Next steps after filing a provisional patent application
So you’ve filed a provisional patent application. Now what? The next steps depend upon a few factors. Keep in mind the 1-year deadline as you think through these factors.
Are you further developing the concept?
If your concept is at an early stage of development, you may be anticipating further development in the coming months. If so, it may make sense to hold off the filing of the non-provisional application until development is finalized or nearly complete.
Filing subsequent provisional applications
Within 12 months of your first provisional application, it may make sense to file subsequent provisional applications that capture incremental improvements. You will end up with a series of provisional applications which can all be consolidated into a non-provisional application to be filed within the 1-year anniversary of your first provisional application.
If your provisional application was urgently filed to beat a particular date, you may not have had enough time for a novelty search prior to filing. Consider whether a patentability search would be helpful prior to filing a non-provisional application.
If your plan to fund your non-provisional application requires investors, then start immediately. You have only one year to file the non-provisional application, and most patent attorneys prefer not to wait until the last minute to begin drafting.
Once your provisional application is filed, you may engage in marketing, selling and fundraising for the concepts included in your provisional application as long as you follow up with a timely non-provisional application within 1 year of the provisional filing date. Make sure you do not publicly disclose any new features that were not included in your provisional application.
Filing the non-provisional application
While the non-provisional deadline is 12 months from the provisional filing date, it’s best to file the non-provisional application as soon as possible. It’s common to add new matter to the non-provisional application that was not included in the provisional application. Such new subject matter will not be entitled to the earlier priority date of the provisional. If it’s likely that your non-provisional application will contain new matter, you should file the non-provisional application as soon as possible to secure an earlier filing date for the new matter.
Keep in mind that the non-provisional application will begin the examination process that will hopefully lead to a granted utility patent. Therefore, you should expect and budget for ongoing prosecution costs such as responding to Office Actions.
Foreign filing considerations
The 1-year anniversary of the provisional filing date is the deadline for not only the US non-provisional application, but also for any foreign filing. You can buy more time by filing a PCT application which would extend the national stage deadline for desired foreign countries by an additional 18 months.
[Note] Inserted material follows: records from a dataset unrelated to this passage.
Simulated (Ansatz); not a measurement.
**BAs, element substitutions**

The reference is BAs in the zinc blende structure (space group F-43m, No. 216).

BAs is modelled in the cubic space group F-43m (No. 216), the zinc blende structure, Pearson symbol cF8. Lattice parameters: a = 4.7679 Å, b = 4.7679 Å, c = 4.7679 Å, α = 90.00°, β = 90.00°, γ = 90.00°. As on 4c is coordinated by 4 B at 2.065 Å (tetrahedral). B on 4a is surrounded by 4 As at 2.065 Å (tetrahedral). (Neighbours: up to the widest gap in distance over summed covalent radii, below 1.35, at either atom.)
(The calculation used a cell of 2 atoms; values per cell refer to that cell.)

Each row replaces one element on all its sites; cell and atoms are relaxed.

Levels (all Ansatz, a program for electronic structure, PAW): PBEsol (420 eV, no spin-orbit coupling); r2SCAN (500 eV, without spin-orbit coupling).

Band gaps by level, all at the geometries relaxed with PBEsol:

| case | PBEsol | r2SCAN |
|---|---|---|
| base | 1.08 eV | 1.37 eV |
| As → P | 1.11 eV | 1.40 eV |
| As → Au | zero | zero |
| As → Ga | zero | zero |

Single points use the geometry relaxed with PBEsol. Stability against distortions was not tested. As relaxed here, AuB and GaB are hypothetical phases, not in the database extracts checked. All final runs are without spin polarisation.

If you want to file both the PCT and US non-provisional applications, one option is to file only the PCT application initially. Doing so will save some cash flow in avoiding at least the USPTO fees for the non-provisional application. You can then wait to get the International Search Report in the PCT application, file any desired claim amendments in the PCT application and then subsequently enter the US national stage application with the amended claims.
You must file in any non-PCT countries by the 12-month deadline.